Posted by Nadia Aziz on September 26, 2016 in Blog

Tonight is the first of the three presidential debates ahead of November 8th. Moderated by Lester Holt of NBC, the debate is expected to be cover three topic areas: America’s Direction, Achieving Prosperity, and Securing America. 

We have heard a lot from the 2016 candidates already, and have been tracking their policy positions and public statements on AAI’s Election Central Candidate Profiles. Below is a snap shot of what Donald Trump and Hillary Clinton have already said regarding the issues we expect to arise during tonight’s debate. 

Immigration and Refugee Resettlement

Hillary Clinton:

 "I am absolutely in favor of and have long been an advocate for tough vetting for making sure that we don't let people into this country...We need a better visa system. Let's remember what happened on 9/11. These were not refugees who got into airplanes and attacked our city and our country."" (September 19, 2016 - NYC press event)

 "Ever since the Pilgrims landed on Plymouth Rock, America has distinguished itself as a haven for people fleeing religious persecution. Under Donald Trump, America would distinguish itself as the only country in the world to impose a religious test at the border. Come to think of it, there actually may be one place that does that. It’s the so-called Islamic State. The territory ISIS controls. It would be a cruel irony if America followed its lead. (August 25, 2016 – Utah speech)

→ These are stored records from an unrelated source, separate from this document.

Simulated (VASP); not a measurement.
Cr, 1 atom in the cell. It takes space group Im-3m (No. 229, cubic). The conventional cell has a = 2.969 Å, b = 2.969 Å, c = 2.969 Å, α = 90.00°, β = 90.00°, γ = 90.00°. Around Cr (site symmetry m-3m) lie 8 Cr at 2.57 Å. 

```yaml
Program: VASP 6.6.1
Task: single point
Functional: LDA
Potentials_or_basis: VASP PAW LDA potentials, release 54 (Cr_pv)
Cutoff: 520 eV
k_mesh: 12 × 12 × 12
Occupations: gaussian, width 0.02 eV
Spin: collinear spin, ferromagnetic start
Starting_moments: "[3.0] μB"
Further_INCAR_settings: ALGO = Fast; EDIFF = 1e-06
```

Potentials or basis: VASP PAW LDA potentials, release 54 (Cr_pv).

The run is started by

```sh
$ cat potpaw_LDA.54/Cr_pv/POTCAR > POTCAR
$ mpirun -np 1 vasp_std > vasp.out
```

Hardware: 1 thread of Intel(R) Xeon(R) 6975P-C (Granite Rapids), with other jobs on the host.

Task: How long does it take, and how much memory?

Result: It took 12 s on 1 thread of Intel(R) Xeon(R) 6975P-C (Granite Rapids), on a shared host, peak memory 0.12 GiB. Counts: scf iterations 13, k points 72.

"In too many communities, immigrants still face significant language, education, and economic barriers that prevent them from fully adjusting in their new home. Given the cross-cutting nature of immigrant integration policy concerns, Hillary believes it is critical that there be a pro-active effort to coordinate policies and programs across federal agencies and with state and local governments. In 2014, the Obama Administration announced a Task Force to study integration services and make recommendations for improvements.  Hillary would work to implement the Task Force’s recommendations, and create the first ever federal Office of Immigrant Affairs to ensure there is a dedicated place in the White House where integration services for immigrants and refugees are managed." (April 14, 2016 -

 “I think also, though, there’s a lot of evidence that moving toward comprehensive immigration reform with a path to citizenship would be good for our economy. We already know that undocumented workers are putting about $12 billion into the Social Security trust fund with no anticipation at this point that they’ll ever get anything out. They’re paying payroll taxes; they’re paying other forms of taxes — state and local as well as federal.” (June 22, 2016 - Interview with Ezra Klein for Vox)

Donald Trump:

"I want a database for the refugees if they come into this country. We have no idea who they are. When the Syrian refugees start pouring into this country, we don't know if it's ISIS, we don't know if it's a Trojan horse. And I definitely want a database and other checks and balances. We want to go with watch lists. We want to go with databases. And we have no choice. We don't know who's being sent in here... This could be the great Trojan horse of all time." (November 2015, ABC)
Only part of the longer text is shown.